Saskatoon Mayor Charlie Clark says a new city report is a good starting point for a conversation on how to fight climate change.
The Low Emissions Community (LEC) Plan released by city staff on Thursday lays out a 30-year blueprint for slashing emissions and slowing down the effects of a warming planet.
Clark defended the report on 650 CKOM Monday when talk show host John Gormley suggested some of the 40 proposed actions in the report are “borderline crazy.”
“It can create jobs by people going in and fixing up buildings that are leaky and just wasting energy up into the atmosphere,” Clark said in defence.

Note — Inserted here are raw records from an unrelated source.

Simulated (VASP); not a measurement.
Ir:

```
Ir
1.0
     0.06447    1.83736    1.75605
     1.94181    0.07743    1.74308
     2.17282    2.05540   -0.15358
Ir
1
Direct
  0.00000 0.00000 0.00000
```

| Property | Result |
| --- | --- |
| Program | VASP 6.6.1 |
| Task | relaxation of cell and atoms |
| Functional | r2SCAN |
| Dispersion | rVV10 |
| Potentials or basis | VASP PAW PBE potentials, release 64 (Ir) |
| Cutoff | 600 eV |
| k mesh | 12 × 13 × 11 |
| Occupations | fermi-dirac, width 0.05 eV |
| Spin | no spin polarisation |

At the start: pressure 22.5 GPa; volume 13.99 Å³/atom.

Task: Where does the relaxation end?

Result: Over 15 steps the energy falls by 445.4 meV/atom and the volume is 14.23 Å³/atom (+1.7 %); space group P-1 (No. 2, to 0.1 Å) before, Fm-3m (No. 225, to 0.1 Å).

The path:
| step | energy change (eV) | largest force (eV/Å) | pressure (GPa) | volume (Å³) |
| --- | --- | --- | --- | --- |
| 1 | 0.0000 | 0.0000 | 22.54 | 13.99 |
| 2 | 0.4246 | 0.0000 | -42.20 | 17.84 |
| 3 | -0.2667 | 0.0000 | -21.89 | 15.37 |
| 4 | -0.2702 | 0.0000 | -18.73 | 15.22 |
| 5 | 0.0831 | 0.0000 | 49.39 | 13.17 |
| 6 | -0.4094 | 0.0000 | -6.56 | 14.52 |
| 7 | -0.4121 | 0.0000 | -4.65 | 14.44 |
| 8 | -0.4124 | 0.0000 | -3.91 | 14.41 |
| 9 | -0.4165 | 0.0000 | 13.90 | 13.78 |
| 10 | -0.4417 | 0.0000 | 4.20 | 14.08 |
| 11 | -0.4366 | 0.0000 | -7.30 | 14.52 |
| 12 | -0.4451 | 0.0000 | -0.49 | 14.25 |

“I am not committing to mandating building energy codes or capping energy as a result of receiving this report. “We are going to work through it with the community.”
The report pegs the city’s carbon footprint at 3.85 million tonnes of carbon emitted in 2014.
Clark said sustainability is the direction cities across North America are moving toward, and Saskatoon risks getting left behind if it doesn’t take actions as a community.
“I’ve been talking to companies like Nutrien, like BHP, like Federated Co-op. They all recognize sustainability is the practical way to go.
“That’s the way we’re going to look at this.”
Clark said the city has already made positive strides in this direction, pointing to the methane capture facility at the landfill, the new police station and switching to LED lights at city pools.
The report will be presented to the city’s environment, utilities and corporate services committee for consideration on Aug. 6.